Shares of ACME Solar Holdings slipped 9 per cent to Rs 230.35 on the National Stock Exchange (NSE) in Thursday’s intra-day trade amid heavy volumes after making a weak debut on Wednesday. In two days, the stock has declined 20 per cent against its issue price of Rs 289 per share.
On November 13, Morgan Stanley IFSC Fund sold 3.1 million equity shares, representing 0.51 per cent of the total equity of ACME Solar, at a price of Rs 260.31 on the NSE via block deals. The name of the buyer could not be ascertained immediately.
At 01:44 PM, ACME Solar was quoting 6 per cent lower at Rs 238, as compared to the 0.16 per cent decline in the Nifty 50. A combined 4.1 million equity shares have changed hands on the NSE and BSE.
ACME Solar had made a disappointing debut on the bourses, with its shares getting listed at Rs 251, which was 13.14 per cent below its issue price.

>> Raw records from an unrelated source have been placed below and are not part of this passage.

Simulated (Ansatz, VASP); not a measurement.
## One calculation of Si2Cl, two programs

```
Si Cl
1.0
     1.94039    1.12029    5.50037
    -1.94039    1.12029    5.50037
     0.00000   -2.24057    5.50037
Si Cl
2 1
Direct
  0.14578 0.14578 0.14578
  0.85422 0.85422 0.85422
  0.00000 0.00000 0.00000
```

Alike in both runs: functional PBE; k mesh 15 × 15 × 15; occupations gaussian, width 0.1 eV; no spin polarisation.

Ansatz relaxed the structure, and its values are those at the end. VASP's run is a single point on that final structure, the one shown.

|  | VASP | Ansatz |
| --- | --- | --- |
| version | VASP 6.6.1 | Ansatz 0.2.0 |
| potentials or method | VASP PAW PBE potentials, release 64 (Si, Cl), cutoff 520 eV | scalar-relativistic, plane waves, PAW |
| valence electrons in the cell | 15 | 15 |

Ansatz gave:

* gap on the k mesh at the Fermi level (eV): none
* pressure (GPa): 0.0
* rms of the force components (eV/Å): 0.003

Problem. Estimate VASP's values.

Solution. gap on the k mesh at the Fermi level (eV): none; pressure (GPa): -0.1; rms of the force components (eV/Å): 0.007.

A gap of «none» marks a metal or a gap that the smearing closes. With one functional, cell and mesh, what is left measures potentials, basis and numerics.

The company is a leading player in the Indian renewable energy sector, specialising in solar and wind energy projects. As of March 2024, the company’s operational solar capacity reached 1,320 MW. After a dip in profitability in FY23, ACME recently demonstrated exceptional growth with strong margins. The company's debt-to-equity ratio also remains significantly high.
However, the company may not be able to grow its portfolio of renewable energy power projects as it relies on highly competitive renewable energy power project auctions. Further, its future growth is significantly dependent on successfully executing its Under Construction Awarded Projects and Under Construction Contracted Projects. According to analysts, the company's business and results of operations may be adversely impacted in case they are not able tot successfully execute their future projects.
While the company has experience in commissioning solar power projects, It does not have experience in commissioning wind, hybrid, and FDRE power projects, apart from closed-loop pump storage projects. Without prior experience in commissioning such projects, they could encounter delays and unexpected costs, which would undermine the project's viability and profitability. These are among key risk factors, JM Financial said in its IPO note.